The fund set up to recapitalise Greek lenders in case of need can inject capital by buying common shares issued by the banks, Greece’s finance minister said.
Rising bad loans, sovereign debt downgrades, deposit outflows and a deepening recession have taken their toll on Greek banks, which also stand to suffer write-downs from a bond swap deal that is part of the country’s second rescue package.
Banks will have to turn to the 10-billion-euro Financial Stability Fund established under a rescue package by the European Union, International Monetary Fund and European Central Bank if their capital adequacy falls below minimum ratios set by the central bank and they cannot raise funds in the markets to beef up their equity.
The EU/IMF/ECB “memorandum stipulates clearly that this (fund’s capital injection) is done via common shares,” Greek Finance Minister Evangelos Venizelos told reporters after a cabinet meeting.
The Bank of Greece, the country’s central bank, has told banks they will have to maintain a Core Tier 1 ratio of 10 per cent from January 2012.

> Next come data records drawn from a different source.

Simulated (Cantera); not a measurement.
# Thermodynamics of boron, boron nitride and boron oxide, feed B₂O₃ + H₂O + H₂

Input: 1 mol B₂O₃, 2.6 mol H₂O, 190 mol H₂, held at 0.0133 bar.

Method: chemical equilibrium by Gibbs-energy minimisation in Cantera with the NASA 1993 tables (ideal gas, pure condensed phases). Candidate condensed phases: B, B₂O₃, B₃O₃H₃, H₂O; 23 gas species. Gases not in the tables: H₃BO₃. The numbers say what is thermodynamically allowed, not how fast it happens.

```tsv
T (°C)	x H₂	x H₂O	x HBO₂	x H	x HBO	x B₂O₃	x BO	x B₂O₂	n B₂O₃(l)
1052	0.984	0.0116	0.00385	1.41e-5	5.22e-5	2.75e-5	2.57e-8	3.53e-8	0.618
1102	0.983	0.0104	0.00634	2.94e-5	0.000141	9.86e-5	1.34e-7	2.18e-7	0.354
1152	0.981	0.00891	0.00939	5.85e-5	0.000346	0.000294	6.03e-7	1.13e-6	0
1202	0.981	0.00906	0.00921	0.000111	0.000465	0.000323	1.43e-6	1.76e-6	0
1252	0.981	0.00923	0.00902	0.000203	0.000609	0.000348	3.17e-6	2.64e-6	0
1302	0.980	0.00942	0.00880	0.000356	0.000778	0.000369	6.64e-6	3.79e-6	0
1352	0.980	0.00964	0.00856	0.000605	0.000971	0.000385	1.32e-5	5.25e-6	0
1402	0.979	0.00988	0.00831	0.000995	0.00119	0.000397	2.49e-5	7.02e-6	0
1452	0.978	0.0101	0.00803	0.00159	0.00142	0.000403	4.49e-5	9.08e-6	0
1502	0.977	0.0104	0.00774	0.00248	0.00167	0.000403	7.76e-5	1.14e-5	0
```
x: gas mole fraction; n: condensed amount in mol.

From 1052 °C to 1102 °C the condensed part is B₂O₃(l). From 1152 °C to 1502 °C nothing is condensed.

The stability fund is part of the 110 billion euro emergency loan package that Greece secured from the IMF and its eurozone partners in May last year to avoid default. As an owner of common voting shares once it intervenes, the fund can force banks to restructure.
Greece has appointed a seven-member board to run the stability fund, headed by a former deputy central bank governor.
The stability fund, which will operate for seven years, reports semi-annually to the ECB, the European executive and Greece’s parliament, as agreed with the IMF and the eurozone.